There has been a lot of interest in Agile Project Management in recent years despite the fact that, at its core, Agile is more aligned with single product, team management than projects involving complex systems. Indeed, in Scrum (the most popular variant) there is not even a role for a Project Manager.

A key element missing from some of the popular support tools for Agile software development (eg Jira/Greenhopper, Rally, Basecamp et al) is dependency management. This, coupled with an approach to architecture that is often seen as an emergent element, creates a trap for those that might try to adopt Agile ‘Project Management’ without considering the higher levels of abstraction.

I am reading (or rather skimming) an excellent book that makes exactly this point and others [Agile Software Requirements – Lean Practices for Teams, Programs and the Enterprise - Dean Leffingwell, 2011 Addison-Wesley]. This text echoes my own thoughts as Dean takes a PPM view with a Portfolio being guided by overarching investment themes that drive “Epics” which are incrementally realised through a Program of “Releases”. Only below this Release level does the Kanban and common Agile processes (eg Scrum) come into play.

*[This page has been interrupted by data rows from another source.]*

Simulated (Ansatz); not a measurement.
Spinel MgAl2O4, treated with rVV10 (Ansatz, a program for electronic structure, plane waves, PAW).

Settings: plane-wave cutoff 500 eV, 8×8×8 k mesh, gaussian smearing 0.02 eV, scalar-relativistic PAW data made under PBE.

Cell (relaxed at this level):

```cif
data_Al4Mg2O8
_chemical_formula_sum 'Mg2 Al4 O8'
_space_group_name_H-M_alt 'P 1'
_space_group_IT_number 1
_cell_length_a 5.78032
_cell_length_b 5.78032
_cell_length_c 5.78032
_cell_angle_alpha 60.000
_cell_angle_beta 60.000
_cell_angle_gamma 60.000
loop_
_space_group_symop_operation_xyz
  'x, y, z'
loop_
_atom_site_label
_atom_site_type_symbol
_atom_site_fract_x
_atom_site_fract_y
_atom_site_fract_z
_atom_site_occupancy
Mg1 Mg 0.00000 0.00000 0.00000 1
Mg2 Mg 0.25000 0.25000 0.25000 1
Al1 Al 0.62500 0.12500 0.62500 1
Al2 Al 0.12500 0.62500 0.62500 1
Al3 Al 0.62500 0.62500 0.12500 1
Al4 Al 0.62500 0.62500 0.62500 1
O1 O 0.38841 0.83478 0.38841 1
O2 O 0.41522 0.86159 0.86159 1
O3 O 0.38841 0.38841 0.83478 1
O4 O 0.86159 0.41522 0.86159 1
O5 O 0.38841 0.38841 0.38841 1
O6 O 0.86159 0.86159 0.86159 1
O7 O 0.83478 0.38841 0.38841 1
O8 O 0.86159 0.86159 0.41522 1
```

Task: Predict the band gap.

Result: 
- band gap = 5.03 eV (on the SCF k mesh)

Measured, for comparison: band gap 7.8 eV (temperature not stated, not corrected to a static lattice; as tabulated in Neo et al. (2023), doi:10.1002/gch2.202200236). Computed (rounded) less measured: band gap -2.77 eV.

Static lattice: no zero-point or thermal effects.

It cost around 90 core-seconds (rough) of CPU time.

Someone needs to be managing the other levels to ensure the Release Train delivers the features, performance and architecture anticipated by the Epics. In a single-product world this is primarily the lot of the Product Manager. However, in a more complicated case integrating systems incorporating simultaneous hardware and software development from disparate vendors, this is not going to be enough. In this case there will need to be convergence on key architectural decisions and points of integration through a solid systems engineering process. This will necessarily happen at a level of abstraction above any individual product.

It is at this system level that the more traditional Program and Project Management paradigms retain their value: managing dependencies, managing interfaces and maintaining alignment with overarching business needs. An iterative, incremental and risk-driven approach is, of course, sound but it is how this is implemented that needs careful consideration. Agile is not a panacea but merely a component of one. Rolling-wave planning (supporting an incremental learning culture), milestones related to proven functionality or performance and incremental funding have all been parts of R&D programs in defence and aerospace industries for some time. The adoption of Agile vertically through the enterprise should be an adaptation rather than a whole-scale change.

Back at the lowest level, another cautionary element is that, whilst team empowerment should have obvious benefits, treating the team like cogs in a machine is likely to undermine this goal. Kanban systems work in Production operations where there is a high degree of repetition. Moreover, such systems are often reserved for low-cost, high-use components where the ROI from full inventory management is poor (eg gloves, pens, nuts & bolts).  A recent blog post [by Brian de Haaff] compares the Kanban process in software development to a fad diet that is starving the engineers intellectually.

The potential fall-out from this is disconcerting.